Peter JB Carman
Emmanuel Friedens CHurch
April 28, 2019
I.
They say he arrived in India around the year 52, in our era. Already he had been spreading the faith in Syria. In India he gained a reputation with princes as a master builder. That was his day job. But, for the people, his achievement was not buildings but the founding of new houses of faith. He died at the hands of violent men, on orders from an angry king. He died as he had lived, giving witness to the Teacher who sent him.
His name was Thomas—Thomas the Twin, Didymus in Greek. One of the original Twelve. Far from his home, he was the founder of the Christianity in India. The Christian population of Sri Lanka— recently targeted in numerous terror attacks-- also remember him as their founder.
Thomas the apostle, last of the apostles to believe, because he was not in the right place at the right time, has been labeled Doubting Thomas in Europe and America. When pastors, trying to uphold a dogmatic faith, need an easy target, Thomas is right handy in the Gospel of John. And yet once a year your pastor gets to preach in praise of Thomas. It happens on the second Sunday of Easter, the Sunday of Saint Thomas for many in both the Eastern Orthodox and Western Christian churches. Actually, there are three other feast days for Thomas….
Like many of you I don’t venerate saints and I don’t observe feast days, but I like old Thomas the Twin. I like him both for his reasonable doubts and for his extraordinary ministry. In part that's because the South Indian Christian in me remembers the longer story—and remembers a Thomas faith—a trust—a conviction, a calling that was beyond doubt, and beyond belief.

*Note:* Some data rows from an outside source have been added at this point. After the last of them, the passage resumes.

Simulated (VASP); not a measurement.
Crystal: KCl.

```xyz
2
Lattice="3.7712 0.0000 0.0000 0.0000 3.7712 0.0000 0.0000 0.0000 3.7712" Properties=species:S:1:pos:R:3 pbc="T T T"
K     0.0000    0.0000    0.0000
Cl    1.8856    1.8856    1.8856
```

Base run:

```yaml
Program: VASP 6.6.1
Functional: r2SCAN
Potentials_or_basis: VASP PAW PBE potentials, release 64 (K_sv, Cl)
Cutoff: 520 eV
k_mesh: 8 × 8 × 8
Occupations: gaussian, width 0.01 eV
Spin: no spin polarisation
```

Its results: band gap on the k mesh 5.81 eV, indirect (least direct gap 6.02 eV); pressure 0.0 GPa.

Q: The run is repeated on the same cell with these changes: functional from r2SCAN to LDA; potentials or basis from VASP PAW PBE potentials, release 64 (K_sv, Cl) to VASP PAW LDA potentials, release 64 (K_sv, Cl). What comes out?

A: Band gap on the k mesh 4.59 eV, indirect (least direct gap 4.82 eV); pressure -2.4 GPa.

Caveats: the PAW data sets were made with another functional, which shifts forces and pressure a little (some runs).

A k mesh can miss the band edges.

Growing up in the south of India, I learned that our neighbors, Mar Thoma Christians, trace their heritage back to this mysterious figure from whom they received faith. They remember St. Thomas the martyr, said to have given his life for his faith on the little hill known ever since as the “Thomas Mount” in what is now Chennai, on the coast of the Bay of Bengal. In these decades after the end of colonial rule, in an independent India often subject to political leaders who ride the crest of Hindu fundamentalism, Thomas is a reminder to the tiny minority Indian Christians that their faith goes back to the first generation of the movement! Long before the protestant missionaries who came with the British and Portuguese colonizers, Christianity was an Indian religion.
II.
It seems a shame that western Christianity remembers only--and often derides--"Doubting Thomas", and not the depth nor the distance traveled because of Thomas’s love and trust in the risen Christ. This spiritual power, this commitment beyond belief, compelled Thomas on a journey to the outer edge of the world as Romans and Jews knew it. It led him first out on the edge of the old Alexandrian empire, to Kerala on the western coast of India, where back then the kings still spoke Aramaic, and there was a thriving Jewish community. And then he was called on around to the eastern coast, on beyond language and custom and anything safe at all.
I used to read the gospel story of Thomas as about overcoming doubt, overwhelming doubt with the evidence of Christ’s nail pierced hands and side, only then to challenge the rest of us to faith with no evidence. But these days I look at Thomas and I wonder about the false division between faith and doubt!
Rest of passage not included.